Senator Duane moved to substitute Bill 23538 to clarify that a portion of the FY2025 net unobligated general fund revenue balance may fund leaseback and predevelopment costs for Simon A. Sanchez High School and to explicitly align the project with federal financing mechanisms; several senators objected, citing open‑government and procurement concerns, and the presiding officer recessed the session for further review.

Sen. Duane moved on the floor to accept a substituted version of Bill 23538 that would amend existing financing language to allow use of a portion of the FY2025 net unobligated general fund revenue balance for leaseback payments and related predevelopment expenses for the Simon A. Sanchez High School project.

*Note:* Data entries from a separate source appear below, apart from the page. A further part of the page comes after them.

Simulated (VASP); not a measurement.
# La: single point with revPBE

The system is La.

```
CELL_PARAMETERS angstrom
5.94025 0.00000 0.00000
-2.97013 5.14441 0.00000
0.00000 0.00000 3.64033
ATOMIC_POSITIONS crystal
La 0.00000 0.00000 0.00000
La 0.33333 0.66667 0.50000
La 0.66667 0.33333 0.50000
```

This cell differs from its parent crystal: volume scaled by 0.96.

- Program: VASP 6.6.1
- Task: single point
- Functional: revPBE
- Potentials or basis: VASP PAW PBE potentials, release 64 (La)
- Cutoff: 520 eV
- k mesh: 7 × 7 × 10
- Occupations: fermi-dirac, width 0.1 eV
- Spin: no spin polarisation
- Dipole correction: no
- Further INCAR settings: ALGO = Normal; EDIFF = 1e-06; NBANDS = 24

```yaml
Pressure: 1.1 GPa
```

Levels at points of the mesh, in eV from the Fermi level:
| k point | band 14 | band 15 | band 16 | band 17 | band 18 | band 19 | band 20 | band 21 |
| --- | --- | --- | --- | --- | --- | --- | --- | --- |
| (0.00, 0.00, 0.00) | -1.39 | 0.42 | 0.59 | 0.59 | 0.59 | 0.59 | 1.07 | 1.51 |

"This substitute bill is about making sure that we are not leaving financing options off the table," Sen. Duane said, arguing the change would make the legislature's intent clearer to outside partners and federal financing programs such as "EB‑5 and other recognized federal financing mechanisms" and would help secure the best possible financing deal while keeping the project moving.

Duane told colleagues the amendment would let the government use funds not only for leaseback payments but also "for the related predevelopment cost to keep the project moving," specifically naming demolition and site preparation as primary near‑term uses. He emphasized, "it's about kids and safety, not politics," and said the substitute does not change the borrowing ceiling, interest rate provisions, or debt‑service amount authorized under current law.

Several senators objected that the floor substitute represents a substantive change that lacked adequate public notice and additional public hearing. A senator identified from the floor as the "General lady from Baragata" raised a point of inquiry for legal counsel and a formal point of order, asserting the community had not had an opportunity to comment on the substantive changes and asking whether the substitute would affect an ongoing procurement.

An unidentified senator raised multiple points of order citing provisions referenced in the transcript — "5 g c h chapter a, the open government law," 2 GCA 2103, and 2 GCA 2108 — and argued that the bill's title and public notice did not give ample notice of the substantive change. That senator also said the matter touches a contested procurement allegedly worth about $140,000,000 and warned parties to the procurement had not been given notice of the change.

Duane responded that legal counsel had ruled the amendment was not a substantive change because it enumerates financing programs and predevelopment uses already available under existing law, and he said agencies such as GEDA had no objection. He repeatedly framed the change as clarifying language that preserves financing flexibility rather than increasing borrowing authority.

The presiding officer allowed a motion to substitute the bill and, after a raised‑hand indication, declared the substitution carried earlier in the exchange. Later, after further points of order and the new SUR substitute was moved and the title read, objections were lodged again and the presiding officer said he would take the points under advisement and recess the session until 2 p.m. The transcript provided does not record a final floor vote on the SUR substitute.

Next procedural steps: the presiding officer recessed until 2:00 p.m. to consider the points of order; no final disposition of the SUR substitute is recorded in the transcript provided.